Michael Wolff’s Fire and Fury is exploding. Threats of legal action from the Trump White House–the book’s subject–seem only to have poured fuel on the flames. To date, it’s racked up more than a million orders, more than six times the demand that Henry Holt, Fire and Fury’s U.S. publisher, had anticipated, with 29,000 hardcover copies reportedly selling out within two days of the book hitting shelves. Last week’s “bomb cyclone” snow storm delayed restocking shipments in the Northeast. While Macmillan, Henry Holt’s parent company, scrambles to rush out more copies, pirated versions are circulating online.
On its face, an account based on unprecedented access to a figure as divisive as Trump sounds like a runaway hit. But the fact that the book publisher bet much more conservatively on it says a lot about the data problems that still bedevil the book-publishing industry in 2018.
Tomorrow’s Hits And Yesterday’s Habits
As Constance Grady points out at Vox, the book industry’s business model is partly to blame. Like other media sectors (Hollywood, for one), book publishers rely increasingly and overwhelmingly on best-sellers to stay in the black. In addition, an outdated quirk that allows booksellers to return unsold stock to publishers for a full refund incentivizes publishers to keep print runs low. That Fire and Fury’s initial printing was set at 150,000 copies, according to Macmillan CEO John Sargent, was, as Grady notes, a comparative “show of confidence” considering that political nonfiction titles rarely sell more than 100,000 copies–but it hardly signaled an expected blockbuster.
It also matters that Wolff’s sales record is patchy. His previous books have rarely sold more than a few tens of thousands of copies, according to Nielsen BookScan (which, in fairness, sometimes captures well under half of a given title’s actual sales). The book industry’s primary tool for predicting future sales is still to look at an author’s past sales numbers or at the sales numbers of a comparable book. Old-fashioned as it may sound, this remains standard-practice across the industry, making book publishers utterly unprepared for “black swan” events like the sensation that’s erupted over Fire and Fury.

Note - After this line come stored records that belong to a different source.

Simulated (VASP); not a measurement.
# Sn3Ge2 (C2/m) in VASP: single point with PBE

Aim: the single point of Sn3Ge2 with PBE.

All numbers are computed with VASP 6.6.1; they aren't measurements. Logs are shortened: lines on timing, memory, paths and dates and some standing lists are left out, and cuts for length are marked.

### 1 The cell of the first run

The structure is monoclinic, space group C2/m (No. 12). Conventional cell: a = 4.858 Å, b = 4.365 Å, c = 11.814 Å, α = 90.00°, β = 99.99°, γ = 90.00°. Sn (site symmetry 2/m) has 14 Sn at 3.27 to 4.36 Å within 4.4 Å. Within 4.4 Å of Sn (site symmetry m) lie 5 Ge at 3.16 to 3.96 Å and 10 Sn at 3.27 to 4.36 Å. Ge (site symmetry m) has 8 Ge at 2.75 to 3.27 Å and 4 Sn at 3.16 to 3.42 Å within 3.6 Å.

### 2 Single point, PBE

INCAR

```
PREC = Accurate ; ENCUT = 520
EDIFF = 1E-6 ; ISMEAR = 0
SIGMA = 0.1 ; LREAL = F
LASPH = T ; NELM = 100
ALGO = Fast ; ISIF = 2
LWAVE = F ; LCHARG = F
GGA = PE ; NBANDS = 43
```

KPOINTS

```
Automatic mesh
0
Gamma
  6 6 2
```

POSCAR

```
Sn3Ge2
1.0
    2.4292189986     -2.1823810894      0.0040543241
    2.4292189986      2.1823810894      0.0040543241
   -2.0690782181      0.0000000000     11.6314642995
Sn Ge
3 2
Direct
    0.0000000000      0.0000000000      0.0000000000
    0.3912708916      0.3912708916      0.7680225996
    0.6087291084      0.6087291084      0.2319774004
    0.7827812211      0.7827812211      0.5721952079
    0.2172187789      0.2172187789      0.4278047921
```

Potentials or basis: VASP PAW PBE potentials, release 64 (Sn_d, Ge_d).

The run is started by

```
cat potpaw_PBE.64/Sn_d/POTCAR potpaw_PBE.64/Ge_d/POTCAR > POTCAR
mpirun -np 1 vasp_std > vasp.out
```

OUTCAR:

What Happens When There’s Not Enough Data
A decade after Amazon launched the Kindle, book publishers still earn the majority of their consumer revenue from analog products: hardcovers or paperbacks printed in ink on paper and sold in physical stores. This makes it hard for them to know much about their actual readers; they rely–more than content producers in other industries do–on their own gut instincts to predict what will sell and what won’t.
A key reason is because reading data gleanable from e-books (how many readers complete a book, how quickly they do so, or where they abandon it) is almost exclusively held by the major retail platforms owned by powerful tech companies, including Amazon (Kindle), Apple (iBooks), and Google (Play Books), which categorically do not share it–not even in anonymized or aggregated form–with book publishers. Sales data for e-books is held proprietarily between their publishers and retailers, making digital harder to track than print titles; Nielsen, which collects print sales data from retailers, tries to make up for the difficulty by gathering digital sales data from both retailers and publishers, but its statistical sampling is selective and leaves out most self-published titles.
This data scarcity doesn’t just leave publishers blind to how their readers actually engage with books. It also reinforces behaviors whereby publishers consider booksellers, not readers, to be their actual clients.
And that warps the sales and marketing landscape dramatically. Whereas Netflix knows exactly what each subscriber viewed and can use machine learning to recommend something to watch next–and then develop marketing campaigns based on what the data about which shows are catching–a big publisher like Macmillan does something far different. It launches hundreds of new titles every year, then sends a small swarm of salespeople to bookshops across the country–from tiny indie bookstores to nationwide chains like Barnes & Noble–to brief buyers on what they think will be next season’s hits.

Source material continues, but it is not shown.